I am currently reading some of Mackey's work on unitary representation.
Given a locally compact group $G$ and a unitary representation $\pi : G\rightarrow U(H)$. As far as I understood it, the representation $\pi$ is primary, if the von Neumann algebra generated by $\pi(g)$ for all $g \in G$ is a factor, see http://mathworld.wolfram.com/PrimaryRepresentation.html. The representation $\pi$ is irreducible, if there does not exist a nontrivial $G$ invariant closed subspace $H' \subset H$, i.e. $\pi(g) h \in H'$ for all $g \in G$ and $h \in H'$.
See the comments: The countable sum of the same irreducible representation is primary.

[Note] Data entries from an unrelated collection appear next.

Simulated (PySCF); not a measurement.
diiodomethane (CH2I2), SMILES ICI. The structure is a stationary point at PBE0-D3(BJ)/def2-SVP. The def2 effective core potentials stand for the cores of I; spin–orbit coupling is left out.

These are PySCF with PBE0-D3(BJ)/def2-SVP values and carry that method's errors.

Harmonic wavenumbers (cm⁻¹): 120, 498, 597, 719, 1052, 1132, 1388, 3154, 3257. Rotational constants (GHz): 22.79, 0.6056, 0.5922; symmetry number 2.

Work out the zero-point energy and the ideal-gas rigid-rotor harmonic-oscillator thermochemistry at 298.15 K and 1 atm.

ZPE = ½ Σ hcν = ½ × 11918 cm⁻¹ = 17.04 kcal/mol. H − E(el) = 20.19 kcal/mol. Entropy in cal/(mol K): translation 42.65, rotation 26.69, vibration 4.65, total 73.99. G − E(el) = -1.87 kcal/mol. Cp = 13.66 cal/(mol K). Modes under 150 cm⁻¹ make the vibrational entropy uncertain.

When is a primary representations quasi equivalent to an irreducible one? Are they the same if the group is of type 1? Does the decomposition of the group von Neumann algbera $L(G)$ into factors correspond to the decomposition (as a direct integral) in isotypic components? Are the some nice examples, which illustrate that this is to much to hope for.
Motivating example is the Peter Weyl theorem, which states that every irreducible is finite dimensional and $$L(G) = \bigoplus_{\pi \; \in irr(G)} M_{dim(\pi)}( \mathbb{C}),$$ where the components $M_{dim(\pi)}( \mathbb{C})$ are the factors. Hence here the factors are quasi equivalent to an irreducible one.
Aside to the original question: Do all unitary representation appear in $L(G)$?